This Earnings Number Is Keeping Tesla Short Sellers Up at Night
April 30, 2018
Jonas Elmerraji
Apr 30, 2018 2:48 PM EDT
On average, 19 analysts expect Tesla to lose $3.47 a share for the quarter, as huge costs from factory upgrades and production ramp-ups help obliterate revenue increases. But that’s not the earnings number that matters most for Tesla’s stock price this week.
Instead, that number is Model 3 production.
All year long, Tesla-watchers have been fixated on the company’s ability to scale up production of its mass market Model 3 sedan at its Fremont, Calif. factory. Some high-profile production misses have been the defining catalysts that have pressured shares lower in 2018.
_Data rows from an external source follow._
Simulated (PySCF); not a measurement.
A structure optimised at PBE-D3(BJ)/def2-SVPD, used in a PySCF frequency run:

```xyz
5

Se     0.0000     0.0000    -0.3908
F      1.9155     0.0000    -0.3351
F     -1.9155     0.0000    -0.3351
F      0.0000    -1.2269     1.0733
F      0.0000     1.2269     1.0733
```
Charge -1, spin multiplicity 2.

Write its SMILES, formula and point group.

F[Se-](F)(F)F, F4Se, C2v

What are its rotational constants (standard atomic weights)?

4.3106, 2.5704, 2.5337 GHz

And because Tesla is the most-shorted stock on the market right now, Wednesday’s earnings call might just be the most high-stakes event this earnings season.
The irony is that, from a practical standpoint, shifting Model 3’s production curve to the right doesn’t have a particularly direct impact on shorts’ selling thesis. Tesla isn’t going bankrupt because it gets to 3,000 units a week a couple months later than originally planned.
Regardless, that’s the metric that the market is watching the closest right now.
Likewise, as S3 Partners pointed out in a recent analyst note, the number of Tesla shares shorted has had a very high correlation with weekly Model 3 production numbers; simply put, shorts have been playing a game of financial brinksmanship with Elon Musk all year long. And earnings could help usher a conclusion to that back and forth, one way or another.
According to Bloomberg’s estimates for Model 3 production, Tesla is currently building approximately 2,323 units a week – with more than 22,000 Model 3s on the road at this point.
Meanwhile, a recently leaked internal email to Tesla employees from Elon Musk showed that the company is targeting 6,000 units a week of production in order to hit their end-of-Q2 target of 5,000 cars a week with a reasonable margin of safety.
Even though Tesla conspicuously missed production targets set early after the Model 3 launch, the firm has been tightening in on its goals more recently. Last quarter, for instance, Tesla’s goal was 2,500 units a week, a target missed by fewer than 500 vehicles.
The firm’s factory closures earlier this month in order to retool for faster production could have the side-effect of making it look like Tesla produced fewer vehicles in April than it’s capable of building today.
A combination of extreme short interest in Tesla and relatively tepid expectations make this a stock with significant volatility potential in the wake of Wednesday’s earnings release. The only question is which way that volatility unfolds. We’ll have our answer soon.